With a borderline personality disorder a person doesn't "have the insight that this is how I get into trouble again and again," Nelson said. "Simply they react without having any thought along the way. ... Awareness is always a moment too late."

Defense lawyers used Nelson's testimony to illustrate factors in May's life that they hope will lessen his sentence for murdering Carl Stroop, 42; Dale Arnold, 36; Daniel Mason, 47; Susan Hutchinson, 44; and Cynthia LaPrade, 43.

Two factors Weckstein must look at during his decision is the "vileness" of the crime and the "future danger" of the defendant. Nelson testified Thursday that it is impossible to predict who will be a future danger. But experts can evaluate risk factors.

One of May's prime risk factors in committing violence is alcohol. In a setting such as a prison, where alcohol is prohibited, May is likely to be more violent to himself than others, Nelson said.

Nelson also cited a 15-year study of violence by death-row inmates whose sentences had been commuted to life in prison. Out of 453 individuals, fewer than than 10 percent committed additional violence while behind bars.

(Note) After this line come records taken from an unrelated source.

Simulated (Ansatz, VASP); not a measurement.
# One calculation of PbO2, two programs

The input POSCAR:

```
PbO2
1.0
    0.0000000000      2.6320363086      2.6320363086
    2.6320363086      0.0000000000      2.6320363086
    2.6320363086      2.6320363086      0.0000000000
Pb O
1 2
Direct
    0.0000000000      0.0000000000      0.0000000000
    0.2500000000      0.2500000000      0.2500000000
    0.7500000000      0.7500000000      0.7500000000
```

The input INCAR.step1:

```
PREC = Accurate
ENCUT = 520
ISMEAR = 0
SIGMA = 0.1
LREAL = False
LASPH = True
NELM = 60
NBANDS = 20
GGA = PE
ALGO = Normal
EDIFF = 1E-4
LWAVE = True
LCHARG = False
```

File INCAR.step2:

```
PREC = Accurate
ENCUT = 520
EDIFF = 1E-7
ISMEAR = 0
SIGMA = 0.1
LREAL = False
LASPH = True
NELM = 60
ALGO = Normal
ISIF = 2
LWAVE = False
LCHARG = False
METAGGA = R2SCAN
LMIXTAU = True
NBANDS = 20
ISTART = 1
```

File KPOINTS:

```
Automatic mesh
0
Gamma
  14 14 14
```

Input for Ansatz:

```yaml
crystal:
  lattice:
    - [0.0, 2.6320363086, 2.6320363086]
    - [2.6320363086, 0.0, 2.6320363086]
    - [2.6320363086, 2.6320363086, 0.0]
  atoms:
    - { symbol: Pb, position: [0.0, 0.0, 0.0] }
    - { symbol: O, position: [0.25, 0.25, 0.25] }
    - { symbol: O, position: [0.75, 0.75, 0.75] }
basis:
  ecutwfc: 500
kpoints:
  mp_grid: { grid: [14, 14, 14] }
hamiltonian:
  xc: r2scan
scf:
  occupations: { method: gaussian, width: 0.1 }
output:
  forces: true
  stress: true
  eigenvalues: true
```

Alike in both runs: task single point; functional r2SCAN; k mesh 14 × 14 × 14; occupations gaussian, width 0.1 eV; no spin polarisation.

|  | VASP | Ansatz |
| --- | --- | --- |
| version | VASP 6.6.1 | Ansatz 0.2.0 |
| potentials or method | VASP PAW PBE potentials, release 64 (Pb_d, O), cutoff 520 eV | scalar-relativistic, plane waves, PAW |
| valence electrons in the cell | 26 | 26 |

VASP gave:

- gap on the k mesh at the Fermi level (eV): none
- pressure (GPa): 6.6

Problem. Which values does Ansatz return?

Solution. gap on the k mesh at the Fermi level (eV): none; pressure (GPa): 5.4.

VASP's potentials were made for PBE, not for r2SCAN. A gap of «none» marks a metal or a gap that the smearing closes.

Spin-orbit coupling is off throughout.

Under cross-examination by Commonwealth's Attorney Donald Caldwell, Nelson agreed that, despite May's mental disorder and alcoholism, the convicted murderer can distinguish right from wrong, understand and appreciate his actions, and resist an impulse that comes over him.

"We're not contesting that Mr. May has problems," Caldwell said after the proceedings. "But those problems don't justify a mass murder."